Re: Synchronous replay take III

From: Michail Nikolaev <michail(dot)nikolaev(at)gmail(dot)com>
To: Thomas Munro <thomas(dot)munro(at)enterprisedb(dot)com>
Cc: Dmitry Dolgov <9erthalion6(at)gmail(dot)com>, Masahiko Sawada <sawada(dot)mshk(at)gmail(dot)com>, Pg Hackers <pgsql-hackers(at)postgresql(dot)org>
Subject: Re: Synchronous replay take III
Date: 2019-01-30 14:09:48
Message-ID: CANtu0ojaMC8RoPUjtpv1RVHveCGM1iwpPVMiXLYRnC2BdhXKKA@mail.gmail.com
Views: Raw Message | Whole Thread | Download mbox | Resend email
Thread:
Lists: pgsql-hackers

Hello,

Sorry, missed email.

>> In our case we have implemented some kind of "replication barrier"
functionality based on table with counters (one counter per application
backend in simple case).
>> Each application backend have dedicated connection to each replica. And
it selects its counter value few times (2-100) per second from each replica
in background process (depending on how often replication barrier is used).

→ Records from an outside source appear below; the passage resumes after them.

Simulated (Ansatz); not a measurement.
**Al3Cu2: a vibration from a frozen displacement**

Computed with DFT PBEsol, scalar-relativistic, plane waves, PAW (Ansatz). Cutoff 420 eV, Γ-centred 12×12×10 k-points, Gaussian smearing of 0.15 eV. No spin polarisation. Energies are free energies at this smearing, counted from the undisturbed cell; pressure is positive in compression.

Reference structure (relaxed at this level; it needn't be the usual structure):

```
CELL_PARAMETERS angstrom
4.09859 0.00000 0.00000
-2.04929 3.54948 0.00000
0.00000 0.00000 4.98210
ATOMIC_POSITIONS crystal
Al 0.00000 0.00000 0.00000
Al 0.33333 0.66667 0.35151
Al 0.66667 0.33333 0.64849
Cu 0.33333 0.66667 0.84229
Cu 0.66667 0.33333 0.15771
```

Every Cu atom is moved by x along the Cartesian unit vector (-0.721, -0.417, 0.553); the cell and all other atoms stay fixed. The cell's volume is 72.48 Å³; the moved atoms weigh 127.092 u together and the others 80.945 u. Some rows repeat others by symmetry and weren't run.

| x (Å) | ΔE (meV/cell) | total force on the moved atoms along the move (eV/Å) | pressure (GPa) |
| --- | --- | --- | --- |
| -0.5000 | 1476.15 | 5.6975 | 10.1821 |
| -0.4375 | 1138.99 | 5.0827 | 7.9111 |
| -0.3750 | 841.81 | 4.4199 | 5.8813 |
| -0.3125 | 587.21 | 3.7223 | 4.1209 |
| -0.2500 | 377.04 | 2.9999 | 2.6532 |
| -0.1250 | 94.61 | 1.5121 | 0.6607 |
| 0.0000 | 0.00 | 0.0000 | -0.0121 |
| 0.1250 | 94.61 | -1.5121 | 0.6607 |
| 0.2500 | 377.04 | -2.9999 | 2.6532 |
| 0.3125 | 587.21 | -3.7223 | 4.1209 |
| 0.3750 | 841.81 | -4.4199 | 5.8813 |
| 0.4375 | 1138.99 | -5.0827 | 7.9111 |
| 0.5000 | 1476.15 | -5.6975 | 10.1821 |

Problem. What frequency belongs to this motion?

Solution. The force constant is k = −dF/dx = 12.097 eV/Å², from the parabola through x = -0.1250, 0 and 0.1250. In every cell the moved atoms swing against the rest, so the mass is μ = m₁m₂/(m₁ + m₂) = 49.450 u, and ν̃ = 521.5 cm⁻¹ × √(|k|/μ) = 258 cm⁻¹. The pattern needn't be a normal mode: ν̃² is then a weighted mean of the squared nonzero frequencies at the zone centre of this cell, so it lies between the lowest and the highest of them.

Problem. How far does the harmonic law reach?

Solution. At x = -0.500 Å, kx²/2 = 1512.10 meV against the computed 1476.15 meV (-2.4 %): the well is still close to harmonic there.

> Interesting approach. Why don't you sample pg_last_wal_replay_lsn()
> on all the standbys instead, so you don't have to generate extra write
> traffic?

Replay lsn was the first approach I tried. I was sampling 'select
replay_lsn from pg_stat_replication' on master to get info about replay
position on replicas.
However, for some unknown reason I was not able to get it to work. Because
after replay_lsn was reached - standby was unable to see the data.
I know it should not happen. I spend few days on debugging... And… Since I
was required to ping replicas anyway (to check if it is a master already,
monitor ping, locks, connections, etc.) - I have decided to introduce table
for now.

>> Once application have committed transaction it may want join replication
barrier before return new data to a user. So, it increments counter in the
table and waits until all replicas have replayed that value according to
background monitoring process. Of course timeout, replicas health checks
and few optimizations and circuit breakers are used.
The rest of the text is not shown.